Can you imagine? If Omar's enemies used her public defense of a convicted ISIS terrorist? To "paint her" as un-American?
For Filsan, the trial remained a source of anger and frustration. Her generation of Somali refugees saw America as home, but they lived under a shadow of suspicion. Armed American drones regularly fired missiles into their homeland. In Minneapolis, the FBI was surveilling their mosques and paying off informants.
Filsan had protested the FBI’s "countering violent extremism" program in Minneapolis, which sought to dissuade Somalis from joining terrorism groups, but which she believed stigmatized the Somali community.
Just your average Somali-American family that opposes Obama-created federal programs to peacefully persuade American Muslims to reject radical terrorism and feels "anger and frustration" when radical terrorists are arrested. You'd think the apprehension of nine radical Islamic terrorists in Minneapolis-- a hotbed for terror recruitment-- would be seen vindication of the FBI's surveillance and persuasion efforts, but I guess not.
To Filsan, it didn’t make sense. The men on trial had never touched a weapon or left the United States. "I don’t think they knew what they were getting into and I don’t think they need to give up their lives for something that never happened," she said. "That’s madness." The heavy sentences, she said, were the product of racism, Islamophobia and the never-ending war on terror.
The men never touched a weapon or left the United States because they were arrested before they went through with their concrete and detailed plan to leave the United States and take up weapons. They knew exactly what they were getting into. Ibrahim surely knows this.
As for the heavy sentences, racism has nothing to do with it. It's true that the specific terrorist Ibrahim was rallying for, Guled Ali Omar, received 35 years. That was a combination of the fact that he was the ringleader and that he refused to take a plea deal and elected to take his chances at trial. The two other members who refused plea deals got 30 years. Those who took deals got only ten years and those who turned state's witness got even less prison time. That seems more than fair for plotting to join a genocidal enemy of the state.
About a dozen of Guled’s friends lingered in the parking lot, posing for pictures they planned to post on Instagram. "Fingers up," someone called out.
Most of the men raised their index fingers, a gesture that symbolizes the oneness of God and has become widely associated with the Islamic State. They flashed the same sign during the trial in 2016, drawing the ire of the prosecutor.

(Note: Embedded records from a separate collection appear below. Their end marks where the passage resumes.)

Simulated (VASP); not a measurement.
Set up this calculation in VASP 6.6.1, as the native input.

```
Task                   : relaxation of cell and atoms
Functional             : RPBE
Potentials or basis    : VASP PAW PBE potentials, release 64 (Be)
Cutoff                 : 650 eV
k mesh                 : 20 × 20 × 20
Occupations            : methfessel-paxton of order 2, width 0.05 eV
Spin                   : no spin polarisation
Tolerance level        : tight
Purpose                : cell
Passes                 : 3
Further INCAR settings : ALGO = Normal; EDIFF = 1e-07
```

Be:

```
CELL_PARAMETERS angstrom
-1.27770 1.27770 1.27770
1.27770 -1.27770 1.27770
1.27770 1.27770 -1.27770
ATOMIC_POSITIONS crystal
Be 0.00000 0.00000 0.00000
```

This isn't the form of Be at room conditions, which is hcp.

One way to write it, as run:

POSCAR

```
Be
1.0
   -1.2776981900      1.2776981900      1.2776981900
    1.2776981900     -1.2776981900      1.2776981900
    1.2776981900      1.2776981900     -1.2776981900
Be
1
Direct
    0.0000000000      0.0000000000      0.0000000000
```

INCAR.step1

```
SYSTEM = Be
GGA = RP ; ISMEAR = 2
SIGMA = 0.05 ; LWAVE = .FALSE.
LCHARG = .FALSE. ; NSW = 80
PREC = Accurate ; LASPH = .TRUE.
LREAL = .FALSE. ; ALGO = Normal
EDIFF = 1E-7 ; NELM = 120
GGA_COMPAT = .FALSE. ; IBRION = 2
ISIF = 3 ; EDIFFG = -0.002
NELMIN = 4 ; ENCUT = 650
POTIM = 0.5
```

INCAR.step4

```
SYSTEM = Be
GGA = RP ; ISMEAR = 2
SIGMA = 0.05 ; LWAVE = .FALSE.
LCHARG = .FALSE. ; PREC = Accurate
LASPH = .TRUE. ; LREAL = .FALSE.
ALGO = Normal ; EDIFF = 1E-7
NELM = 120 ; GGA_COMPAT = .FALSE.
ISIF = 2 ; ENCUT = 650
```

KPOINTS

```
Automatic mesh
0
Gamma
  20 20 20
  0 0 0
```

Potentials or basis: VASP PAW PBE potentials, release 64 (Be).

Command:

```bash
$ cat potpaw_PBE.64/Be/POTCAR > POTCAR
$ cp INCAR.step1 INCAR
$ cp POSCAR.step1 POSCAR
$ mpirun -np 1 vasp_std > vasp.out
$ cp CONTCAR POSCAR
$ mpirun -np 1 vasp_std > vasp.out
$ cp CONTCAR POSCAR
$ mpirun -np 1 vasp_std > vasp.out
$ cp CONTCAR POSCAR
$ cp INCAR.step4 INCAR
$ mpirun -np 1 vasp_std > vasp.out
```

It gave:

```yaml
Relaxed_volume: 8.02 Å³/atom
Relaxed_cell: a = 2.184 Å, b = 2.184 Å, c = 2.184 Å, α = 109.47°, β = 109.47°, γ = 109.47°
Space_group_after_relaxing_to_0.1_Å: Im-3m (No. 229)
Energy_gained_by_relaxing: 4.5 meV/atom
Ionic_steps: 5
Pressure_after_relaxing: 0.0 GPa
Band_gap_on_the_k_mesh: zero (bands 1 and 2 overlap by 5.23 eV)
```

The young Somalis in the parking lot — a mix of men and women — said they didn’t subscribe to the Islamic State’s fanatical interpretation of the Koran. And they certainly didn’t support any terrorist groups. But, on this night, they were trying to send a message — one of Muslim solidarity, alienation and defiance.
You must be kidding.
Imagine this sequence of events: a group of young white, right-wing people attend a rally for, let's say, the man convicted of threatening to kill Ilhan Omar. In the course of this rally, they tell reporters that they feel anger and frustration at the government's surveillance of nativist groups and hostility to white nationalism. They downplay the crime-- because hey, it's not like he ever went through with it!-- suggest the harsh sentence was politically motivated. Then afterwards, they all head outside and flash the alt-right "okay sign" or grab some tiki torches, but then explain that they don't subscribe to alt-right beliefs or support alt-right terrorists.
Do you believe, in a million years, that Washington Post reporters would A) credulously parrot the claim they aren't actually extremists, and B) finish by characterizing it all as a show of "solidarity, alienation and defiance"? Or might they conclude that this rally is at best a hotbed of white nationalist apologists, and more realistically is full of plain old white nationalists?
Alas, the actual extremists and terror sympathizers in questions are part of a liberal constituency, supported by a popular young liberal politician, and are members of a faith group often targeted by the Trump administration. The reporters allowed their biases to blind themselves to reality and the result is absurd: an honest-to-god puff piece of a rally on behalf of convicted terrorists. Take a bow, WaPo.